Pay Transparency Reforms

A meaningful step or just the beginning?

6/20/20252 min read

a man riding a skateboard down the side of a ramp
a man riding a skateboard down the side of a ramp

Pay Transparency Reforms
A Meaningful Step or Just the Beginning?

By Reid Peters Consultancy Ltd

The UK government is exploring wide-reaching reforms to pay transparency in the workplace—proposals that could reshape how organisations recruit, reward and retain talent. These plans include requiring employers to advertise salary ranges, publish clear progression criteria, and offer employees the right to compare their pay with others doing equivalent work.

The proposed reforms reflect a growing recognition that vague pay structures and opaque decision-making are a major contributor to enduring inequalities—particularly along lines of gender, race, and disability. And while transparency is a welcome development, it must be paired with accountability and a deeper commitment to fairness if it is to result in lasting change.

“Transparency is not the destination—it’s the door,” says Laura-Claire Peters, Managing Director of Reid Peters Consultancy Ltd. “It opens a path to fairness, but only if employers are willing to walk it.”

What’s changing?

The government’s proposed measures include:

  • Including salary bands in job advertisements

  • Publishing progression pathways and promotion criteria

  • Granting employees the right to understand comparative pay

  • Banning the use of salary history in recruitment discussions


These moves aim to close longstanding pay gaps and prevent unconscious bias from influencing compensation decisions. Crucially, they also encourage more open conversations between employees and employers—an area many organisations still find difficult.

Transparency without structure? A false start

While these reforms encourage greater visibility, visibility alone does not ensure fairness. In many organisations, titles are flexible, pay is negotiated ad hoc, and review processes are informal at best.
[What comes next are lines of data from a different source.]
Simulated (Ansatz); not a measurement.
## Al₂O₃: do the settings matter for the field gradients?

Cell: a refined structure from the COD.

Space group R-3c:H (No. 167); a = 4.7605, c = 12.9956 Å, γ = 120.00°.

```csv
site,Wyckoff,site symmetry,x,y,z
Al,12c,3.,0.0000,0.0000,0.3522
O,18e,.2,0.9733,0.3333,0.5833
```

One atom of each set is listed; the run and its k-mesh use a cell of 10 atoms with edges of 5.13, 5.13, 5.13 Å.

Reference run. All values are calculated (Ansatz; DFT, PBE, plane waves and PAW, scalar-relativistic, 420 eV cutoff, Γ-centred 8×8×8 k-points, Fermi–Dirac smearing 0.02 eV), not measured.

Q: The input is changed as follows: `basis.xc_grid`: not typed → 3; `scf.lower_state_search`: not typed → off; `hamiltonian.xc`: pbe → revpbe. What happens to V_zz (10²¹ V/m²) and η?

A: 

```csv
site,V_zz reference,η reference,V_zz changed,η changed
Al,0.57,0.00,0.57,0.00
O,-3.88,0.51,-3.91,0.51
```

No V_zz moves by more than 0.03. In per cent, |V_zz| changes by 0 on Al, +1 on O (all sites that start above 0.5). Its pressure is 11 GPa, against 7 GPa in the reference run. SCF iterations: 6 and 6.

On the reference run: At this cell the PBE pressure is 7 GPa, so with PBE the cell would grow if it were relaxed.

“I’ve seen too many situations where two people with the same responsibilities are paid wildly different amounts,” says Peters. “The difference is rarely malicious—but it is almost always avoidable.”

Without clearly defined role scopes and a consistent internal pay framework, transparency risks exposing inequality without equipping employers to resolve it.

What employers should do now

Forward-thinking businesses should not wait for legislation. Reid Peters Consultancy Ltd recommends the following steps:

  • Conduct a pay audit to identify discrepancies early

  • Align job descriptions and salaries based on real responsibilities, not legacy expectations

  • Create structured progression pathways and communicate them internally

  • Train managers to handle salary conversations with clarity and confidence


“You don’t need a huge HR Department to get this right,” Peters explains. “You just need a clear framework, the will to apply it, and the confidence to have open conversations.”

The small business question

Understandably, small firms may worry about regulation overload. But fairness doesn’t have to be complicated.

“We specialise in supporting SMEs who want to do the right thing without getting buried in red tape,” says Peters. “It’s absolutely possible to be fair and efficient, even with limited resources.”

From streamlined templates to one-off audits, there are scalable ways for small businesses to demonstrate their commitment to pay equity—without losing time or control.

A new regulator on the horizon

The government is also considering the creation of a new equal pay regulatory and enforcement unit, empowered to investigate employers, issue fines, and support workers. Importantly, its scope will extend beyond gender, covering race and disability-based discrepancies as well.

If implemented, this will place additional expectations on businesses—but also create a clearer pathway to justice for those affected.

Final thoughts: Equity begins with intent

“You can’t spreadsheet your way to equity,” Peters says. “You have to mean it.”

Compliance is important—but culture is where equity lives. Pay transparency may bring systemic issues into the light, but it’s only through consistent, values-driven action that real change is achieved.

At Reid Peters Consultancy Ltd, we support employers who want to move beyond surface-level fixes and build a pay culture they can be proud of—fair, sustainable, and ready for tomorrow.